Saturday January 5th. This was the scene at the Church of St. Silas in Kentish Town yesterday evening, where the Christmas Crib was being reordered for the feast of the Epiphany today, when the three Magi complete their journey.

The Three Kings were bought by the congregation here who collected farthings throughout the Second World War in order to pay for them; they are wooden and hand carved, of finer and older craftsmanship than the plaster statues of the Holy Family. Father Graeme tried dressing them up in copes, but they were too big and ‘not quite grand enough,’ so some sumptuous robes  – seen folded here – were made for them about fifteen years ago.

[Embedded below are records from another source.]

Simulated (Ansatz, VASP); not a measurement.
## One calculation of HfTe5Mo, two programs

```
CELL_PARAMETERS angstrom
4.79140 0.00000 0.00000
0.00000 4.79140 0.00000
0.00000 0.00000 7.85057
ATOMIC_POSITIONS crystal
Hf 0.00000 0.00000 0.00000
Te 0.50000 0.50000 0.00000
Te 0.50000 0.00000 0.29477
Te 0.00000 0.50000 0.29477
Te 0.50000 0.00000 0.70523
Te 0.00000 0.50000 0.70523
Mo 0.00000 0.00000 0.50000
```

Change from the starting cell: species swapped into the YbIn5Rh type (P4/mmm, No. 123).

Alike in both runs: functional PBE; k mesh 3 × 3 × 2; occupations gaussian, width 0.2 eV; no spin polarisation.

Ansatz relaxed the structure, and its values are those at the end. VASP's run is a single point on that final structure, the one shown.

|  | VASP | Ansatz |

Having arrived at the house where the Holy Family are now lodged – the stable birthplace having been exchanged for more conventional lodgings – the Three King’s tableau remains in place until Candlemass on February 2nd; ‘so I become slightly more manic about this one being right, because you’re saddled with it for much longer,’ says Father Graeme, ‘but let’s not overdo it!’

‘Could you put away your animals,’ he asks Anne, and the Christmas Eve stable-scene is entirely dismantled, ox, ass, shepherds, straw and the infant Christ going back into storage.

At this stage you may think it all looks much the same as the Christmas Eve crib scene. But while the rather dusty pampas grass remains in situ, the no-longer baby Jesus is represented by a figure of the Infant of Prague ( being dressed here),  who stands on a gilded exposition throne. Saint Joseph has acquired a tall gilt crown,

and Our Lady is robed in an eighteenth century French cope woven with gold and silver metal thread work with a collar-line cut to accommodate the powdered wig that its original owner would habitually have worn.  It takes a long time to arrange their costumes properly, because ‘natural folds are the most difficult to come by.’

The final touch are the glittering piles of jewels (costume), cloth of gold, lace and precious gifts arranged with offerings of frankincense and myrrh in a shower at the Holy Infant’s feet. But there is a yet more serious side to these symbolic offerings, for today the congregation and Sunday School’s  frankincense and myrrh is accompanied by gifts of money given to the charity Shuktara, which provides a home for young people who have been abandoned on the streets of Calcutta.

The Church of St. Silas has been ‘high’ since it was built in 1912. Charles Williams (contemporary and friend of C.S. Lewis and a much better writer) worshipped here, and the poet T. S. Eliot came to Father Frank Lacy Hillier, vicar from 1930 to 1963 , to make his regular confession.

The latest writer to be associated with the church is Beryl Bainbridge, a Roman Catholic and long time resident of Camden Town. Although she was not a parishioner a decade or so ago she gave a huge ornamental corbel-bracket studded with angels and cherub’s heads (which she called ‘dead babies’)  which she had rescued, damaged, from a Liverpool church repository, to Father Graeme. It had been one of the many ornaments filling up the rooms of her terraced house, along with a stuffed water buffalo that blocked the front door and hallway; now it carries up  St. Norbert in triumph on the church’s north aisle wall. Her statue of Saint Gerard was bequeathed to the church on her death and placed in the Lady Chapel. The Latin inscription which Father Graeme has set under it reads : S. GERARDE ORA PRO ANIMA BERYL BAINBRIDGE ET PRO OMNIBUS SCRIPTORIBUS  VERITATEM QUAERENTIBUS.  Saint Gerard, Pray for the soul of Beryl Bainbridge and for all writers who seek the truth.